French Muslims and Clashes over Secularism and Feminism

By: Cole Stangler

February 13, 2012

France drew the attention of the world last spring when its National Assembly outlawed the wearing of the “full veil” in public spaces, a law targeting the niqabs worn by a tiny minority of the millions of Muslim women living in the country today. The law’s proposal and ensuing public debate reflect an ongoing tension between the French Republic and its Muslim inhabitants, the largest such population in Western Europe. The bill’s most vocal supporters, who ranged from those on the far-right to the Communist Party parliamentarian who crafted the bill, portrayed the debate as one between longstanding French egalitarian and secular values on the one hand, and communitarian foreign practices that are incompatible with the Republic on the other.

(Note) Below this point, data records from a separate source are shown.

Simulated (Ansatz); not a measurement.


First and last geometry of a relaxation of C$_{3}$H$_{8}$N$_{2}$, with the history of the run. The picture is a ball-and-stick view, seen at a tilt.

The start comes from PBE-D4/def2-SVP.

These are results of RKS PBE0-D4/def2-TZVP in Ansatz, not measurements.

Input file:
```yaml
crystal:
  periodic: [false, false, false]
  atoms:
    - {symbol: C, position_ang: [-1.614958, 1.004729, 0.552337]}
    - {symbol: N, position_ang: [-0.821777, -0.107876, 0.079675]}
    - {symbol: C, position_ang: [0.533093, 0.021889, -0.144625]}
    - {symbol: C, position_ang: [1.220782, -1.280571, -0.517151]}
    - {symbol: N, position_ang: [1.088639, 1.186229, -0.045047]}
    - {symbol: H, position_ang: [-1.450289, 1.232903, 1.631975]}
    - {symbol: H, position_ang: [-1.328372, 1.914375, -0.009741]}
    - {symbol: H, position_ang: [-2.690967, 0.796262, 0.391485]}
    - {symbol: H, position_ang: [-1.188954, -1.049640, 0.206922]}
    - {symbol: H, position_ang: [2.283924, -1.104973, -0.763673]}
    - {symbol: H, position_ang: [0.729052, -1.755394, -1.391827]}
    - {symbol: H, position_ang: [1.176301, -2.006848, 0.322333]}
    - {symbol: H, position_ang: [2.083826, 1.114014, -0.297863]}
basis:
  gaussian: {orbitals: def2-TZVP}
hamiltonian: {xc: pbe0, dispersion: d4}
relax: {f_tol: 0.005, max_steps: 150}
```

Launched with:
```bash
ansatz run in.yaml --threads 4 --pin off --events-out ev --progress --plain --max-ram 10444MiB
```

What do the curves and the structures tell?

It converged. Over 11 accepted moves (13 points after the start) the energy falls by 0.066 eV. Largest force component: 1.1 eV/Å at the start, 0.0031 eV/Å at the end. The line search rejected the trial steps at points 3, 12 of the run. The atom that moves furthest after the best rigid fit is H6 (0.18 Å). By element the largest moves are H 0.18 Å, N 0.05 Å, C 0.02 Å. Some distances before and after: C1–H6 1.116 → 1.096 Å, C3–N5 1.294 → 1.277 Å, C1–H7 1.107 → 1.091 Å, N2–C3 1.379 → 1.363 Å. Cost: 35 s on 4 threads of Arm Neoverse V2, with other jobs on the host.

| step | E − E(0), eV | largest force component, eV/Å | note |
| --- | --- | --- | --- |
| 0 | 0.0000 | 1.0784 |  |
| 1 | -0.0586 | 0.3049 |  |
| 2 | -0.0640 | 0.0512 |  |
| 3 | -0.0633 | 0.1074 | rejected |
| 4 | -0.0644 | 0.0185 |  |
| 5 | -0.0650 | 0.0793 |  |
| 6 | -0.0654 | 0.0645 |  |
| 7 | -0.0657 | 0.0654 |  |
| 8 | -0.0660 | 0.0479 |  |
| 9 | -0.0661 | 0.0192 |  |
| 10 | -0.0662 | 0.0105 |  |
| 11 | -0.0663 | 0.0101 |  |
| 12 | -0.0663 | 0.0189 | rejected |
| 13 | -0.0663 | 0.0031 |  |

“We want to ensure that Islam is compatible with the Republic,” the bill’s prime supporter Andre Gérin said in defense of the bill. “We also want to characterize in a precise manner the ideology that’s behind all of this. Because the full veil isn’t a religious symbol, it carries political significance.”

Others argued that the law was about upholding another apparent pillar of the Republic: women’s rights. In defending the Socialist Party’s decision not to vote against the law, Jean-Marc Ayrault explained, “I think for a large majority of French people—whether they’re Catholics, Jews, Muslims, or atheists—the wearing of the veil is a regression with respect to our values, with respect to the dignity of women […] To affirm this serenely, respectfully, with regard to all religious convictions, is a normal act in a Republic.”

These two arguments appear pretty frequently in French public discourse; they’re claims that were also employed when the government famously outlawed Muslim prayers in the streets of Paris in 2003, or when a special presidential commission decided to outlaw the wearing of the hijab in public schools. Proponents of these arguments claim (in good faith or not) that they’re not discriminating against Muslims: they’re simply upholding the secular and feminist values that are dear to the French Republic. Certain religious symbols and practices, whether Christian, Jewish, or Muslim, have an inherently political significance, which isn’t always compatible with republicanism. On the surface, such arguments have historical legitimacy, mainly due to the laïcité that is so deeply ingrained in the idea of the French Republic.

When the Prussians crushed the forces of Louis Napoleon’s Second Empire in 1871, the Third Republic was formed, without a parliamentary majority of republicans. The intensely divided monarchist and Bonapartist factions outnumbered the minority republicans. As the well-organized republicans argued at the time, one needed to “make republicans.” The republicanization of France was impossible without first taming the political power of the Catholic Church, which was allied with conservative and reactionary forces that aimed at restoring the monarchy.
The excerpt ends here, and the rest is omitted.